He can only be a gentleman of a century before, and that’s the interesting conundrum Broch’s drawn for me. Bertrand is light to Pasenow’s dark; both Elizabeth and Pasenow remark on his cynicism. Accurately enough, Bertrand’s attitude is that of a person who recognizes the sentimentality of form seen both in Elizabeth and Pasenow, and despises it. Bertrand recognizes something I’ve been trying to figure out about the South Koreans, after watching their passionate demonstrations on TV and the like. It’s a sentimentality of form, a lyricization of ideas. It then becomes easier, more palatable, to romanticise it. It’s as if ‘lyricization’ makes an idea all the more eternal, because you can’t lyricize something as epic as nationalism, for example, or loyalty, without committing naturalistic fallacies. Loyalty, for example, becomes bound up as right duty, as piety to God, as filial piety to our Fatherland or Motherland, as good in the most basic of ways — and therefore in the most religious of ways.

And then that idea becomes absolutely Platonic, and as exteriorized as Pasenow’s self in his own uniform.

All this is even more telling when Broch describes the uniform of the priest, and the uniform of the new priesthood, the army - but that’s not quite it. The militaristic fervour, more like. I’m still thinking through this part; uniforms are symbolic in so many ways aren’t they?

There is a beautiful scene in Broch’s ‘The Romantic’ when Pasenow speaks to Elizabeth. He speaks to her and he sees the mountains beyond, and Broch describes Pasenow making the same descriptive cues about the mountains and hills as he does to Elizabeth in his thoughts. He’s already ‘exteriorized’ her, has made her one with the nature of the hills, has made her kind take on an air of the infinite; and the more he does this, the more he finds himself falling in love with her. It’s written in such a way that Broch seems to want you to understand that Pasenow can’t distinguish between idealizing this image of Elizabeth and how he feels. His feelings seem to erupt in idealizing.

I think Bertrand says the most incisive thing in the whole book. When she runs to him seeking advice on her impending betrothal to Pasenow, he kisses her and says “I have such a longing for you”, and then again, “I have such a longing for you,” and then at last “I have such an unspeakable longing for you”. And he then turns his declaration of love into sweet revenge, the only revenge he can inflict on Pasenow: the memory of his declarations in Elizabeth’s heart. He has such longing for her, and he wants less that he wants her, but more than she will always know that he longs for her.

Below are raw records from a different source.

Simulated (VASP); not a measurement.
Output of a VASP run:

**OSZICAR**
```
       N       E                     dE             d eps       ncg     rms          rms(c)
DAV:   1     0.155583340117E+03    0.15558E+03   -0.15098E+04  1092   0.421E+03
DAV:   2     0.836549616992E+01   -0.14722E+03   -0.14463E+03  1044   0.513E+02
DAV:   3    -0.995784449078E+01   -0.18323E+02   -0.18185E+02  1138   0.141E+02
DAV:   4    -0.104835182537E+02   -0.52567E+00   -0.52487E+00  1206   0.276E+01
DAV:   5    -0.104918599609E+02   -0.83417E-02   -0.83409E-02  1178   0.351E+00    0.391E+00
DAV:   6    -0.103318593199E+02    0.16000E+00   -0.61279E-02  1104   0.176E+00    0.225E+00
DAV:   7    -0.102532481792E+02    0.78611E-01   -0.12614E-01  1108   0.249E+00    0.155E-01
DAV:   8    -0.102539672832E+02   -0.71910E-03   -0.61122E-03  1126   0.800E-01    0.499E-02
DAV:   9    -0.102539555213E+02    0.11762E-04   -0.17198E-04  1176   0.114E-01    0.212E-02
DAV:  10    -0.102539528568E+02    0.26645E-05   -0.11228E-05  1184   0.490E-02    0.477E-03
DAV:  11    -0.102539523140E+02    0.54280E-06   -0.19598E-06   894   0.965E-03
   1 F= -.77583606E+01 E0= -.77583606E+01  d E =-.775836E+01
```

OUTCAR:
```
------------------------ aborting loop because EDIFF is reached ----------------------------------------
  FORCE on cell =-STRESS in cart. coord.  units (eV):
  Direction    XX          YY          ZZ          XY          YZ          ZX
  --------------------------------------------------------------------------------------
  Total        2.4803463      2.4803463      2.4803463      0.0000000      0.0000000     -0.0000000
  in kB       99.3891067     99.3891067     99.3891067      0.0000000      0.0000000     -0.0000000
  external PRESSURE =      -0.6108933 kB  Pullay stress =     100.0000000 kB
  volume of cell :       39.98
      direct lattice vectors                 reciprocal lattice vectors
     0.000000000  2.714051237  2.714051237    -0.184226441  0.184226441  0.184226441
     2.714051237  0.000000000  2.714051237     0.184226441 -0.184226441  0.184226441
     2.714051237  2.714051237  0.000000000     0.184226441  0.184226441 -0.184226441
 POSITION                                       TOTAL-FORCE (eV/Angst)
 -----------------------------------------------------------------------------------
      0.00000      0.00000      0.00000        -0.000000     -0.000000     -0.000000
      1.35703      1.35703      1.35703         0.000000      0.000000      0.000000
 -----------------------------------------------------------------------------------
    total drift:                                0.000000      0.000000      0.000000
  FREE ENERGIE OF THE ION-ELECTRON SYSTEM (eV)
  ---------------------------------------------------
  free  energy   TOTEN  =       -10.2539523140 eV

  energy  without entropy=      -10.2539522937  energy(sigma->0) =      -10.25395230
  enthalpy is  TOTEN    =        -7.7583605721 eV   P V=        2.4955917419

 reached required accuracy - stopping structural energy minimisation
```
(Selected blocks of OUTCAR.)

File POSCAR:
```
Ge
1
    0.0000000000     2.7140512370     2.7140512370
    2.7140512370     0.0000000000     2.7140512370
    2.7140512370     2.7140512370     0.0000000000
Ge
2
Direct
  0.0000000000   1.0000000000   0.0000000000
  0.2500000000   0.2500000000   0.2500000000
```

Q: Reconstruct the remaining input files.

The book ends the only way it can, with Pasenow and Elizabeth; and the thing about it is, the preceeding pages predict the end, and it is written in the most meaningful of ways. It ends in a prototypical, anaesthesized way. The brilliance of the end lies in Broch’s description of all the physical cues, so much so that I had an iconographed image imprinted in my mind long after I had finished reading the book. Now, whenever I think of Pasenow, I think of his portrait on the front cover, and that sterilized image of the couple at the end.